Assessing the damage

Police have been using an armored vehicle to reach areas heavily damaged by Hurricane Sandy. (John Kovach Photo)

Police have been using an armored vehicle to reach areas heavily damaged by Hurricane Sandy. (John Kovach Photo)

With more than 40% of Fairfield still in the dark Friday, First Selectman Michael Tetreau offered an invitation.

“I’ve invited the president of UI here,” Tetreau said, to hear first-hand from his customers.

There has been no reply, Tetreau told those gathered at First Church, Congregational on Beach Road Friday afternoon.

As of 8 p.m. Friday, Nov. 2, the number of Fairfield homes and businesses hovered around 40%.

There were 66 power crews in Fairfield Friday, the most since Sandy pummeled town from the beach to the woods on Monday, Oct. 29.

As of Friday, 672 structures have been examined around the beach area, with 500 sustaining minimum damage, 87 sustaining moderate damage, 64 sustaining severe damage and 26 condemned.
The number of houses condemned will rise, according to town officials.

Fire Chief Richard Felner said Friday efforts were still focusing on making areas of town safe. There were still 371 trees and wires down.

“We want to make sure it’s not dangerous,” he said.

Dangerous situations have arisen as crews work to restore power. One man in the audience Friday asked why power was restored on Rowland Road, only for UI to turn it back off a short time later.

The crew from Georgia that turned power back on, Tetreau said, was not authorized to do so, and sent electricity into wires that were still down in ponds of water in areas where rescuers were walking.

Responders continue to visit each house, looking for people and to check for water damage and gas leaks before power is restored. If potential hazards are found, meters are removed, and power will be restored only when a private electrician makes repairs.

Efforts to pump water from the beach area have been succeeding, and residents near the water may be able to inspect their homes Saturday, officials said.

Residents expressed a desire to see their houses as soon as possible, as forecasts hint at a Nor’easter the middle of next week.
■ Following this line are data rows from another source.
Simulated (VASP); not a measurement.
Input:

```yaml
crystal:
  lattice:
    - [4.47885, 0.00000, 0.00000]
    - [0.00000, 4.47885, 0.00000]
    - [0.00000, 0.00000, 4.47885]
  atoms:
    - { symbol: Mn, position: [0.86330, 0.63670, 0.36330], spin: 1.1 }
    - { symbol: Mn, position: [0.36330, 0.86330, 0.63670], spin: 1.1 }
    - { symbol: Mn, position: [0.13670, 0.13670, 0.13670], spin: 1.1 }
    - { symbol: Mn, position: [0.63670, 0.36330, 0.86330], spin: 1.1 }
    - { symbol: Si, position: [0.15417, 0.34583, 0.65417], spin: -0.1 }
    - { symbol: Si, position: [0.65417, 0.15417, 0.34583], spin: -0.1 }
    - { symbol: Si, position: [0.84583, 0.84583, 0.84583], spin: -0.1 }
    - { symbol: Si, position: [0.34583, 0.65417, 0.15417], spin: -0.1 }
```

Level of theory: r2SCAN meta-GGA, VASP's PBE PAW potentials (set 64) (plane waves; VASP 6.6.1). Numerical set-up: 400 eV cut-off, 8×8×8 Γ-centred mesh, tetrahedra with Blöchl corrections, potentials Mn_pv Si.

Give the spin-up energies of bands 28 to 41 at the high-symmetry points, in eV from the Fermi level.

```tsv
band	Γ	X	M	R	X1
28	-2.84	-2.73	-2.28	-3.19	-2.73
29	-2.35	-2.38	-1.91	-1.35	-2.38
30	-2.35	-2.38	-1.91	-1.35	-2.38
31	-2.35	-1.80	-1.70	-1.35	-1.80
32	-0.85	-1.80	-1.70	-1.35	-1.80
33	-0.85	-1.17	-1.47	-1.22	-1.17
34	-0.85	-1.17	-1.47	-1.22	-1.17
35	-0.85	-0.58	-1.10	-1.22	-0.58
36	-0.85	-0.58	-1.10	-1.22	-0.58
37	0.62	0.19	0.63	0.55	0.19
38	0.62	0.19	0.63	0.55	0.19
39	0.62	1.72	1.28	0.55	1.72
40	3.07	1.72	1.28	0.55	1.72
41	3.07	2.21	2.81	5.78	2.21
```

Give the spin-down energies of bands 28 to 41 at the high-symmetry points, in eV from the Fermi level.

Police Chief Gary MacNamara said officials are in both disaster management mode and preparation mode with an eye on the forecast.

Temperatures are also dropping, and as the time without lights and heat drags on, more of those who chose to stay are asking to be rescued from their homes.

Police and National Guard troops are patrolling evacuated areas to protect houses. Thursday night, several houses in the northern part of town were burglarized, a crime MacNamara said was found by a police patrol, which have been doubled since the storm.

Checkpoints are controlling who may visit the beach area. Residents, who must show ID, can take a contractor to inspect the damage in some parts. West of Reef Road, where houses were washed away, there remains no access.

Water still covers some of Fairfield Beach Road. Sand covers other stretches. Some portions have washed away, Asst. Fire Chief Scott Bisson said.

Military vehicles have been used to take residents for brief tours of their homes. MacNamara said he was hopeful that by Saturday some would be allowed to visit.

Public Works continues to pump water from the beach area. Director Joseph Michelangelo said sand on roads will be removed, but residents will have to remove sand from private property.

Beach residents can put damaged items at roadside for pickup, which will begin Monday. Michelangelo said there is no need to worry about missing the date, as crews will remove trash until it is gone.

Brush pickup is also set to begin. Branches and limbs can be left at street side, but Tetreau cautioned against blocking roads.

The shelter at Roger Ludlowe is being transitioned to an overnight facility, 8 p.m. to 8 a.m., rather than a 24-hour refuge.

The Transfer Station and Green Cycle will be open all weekend, and both branches of the Fairfield Library will be open with expanded hours this weekend.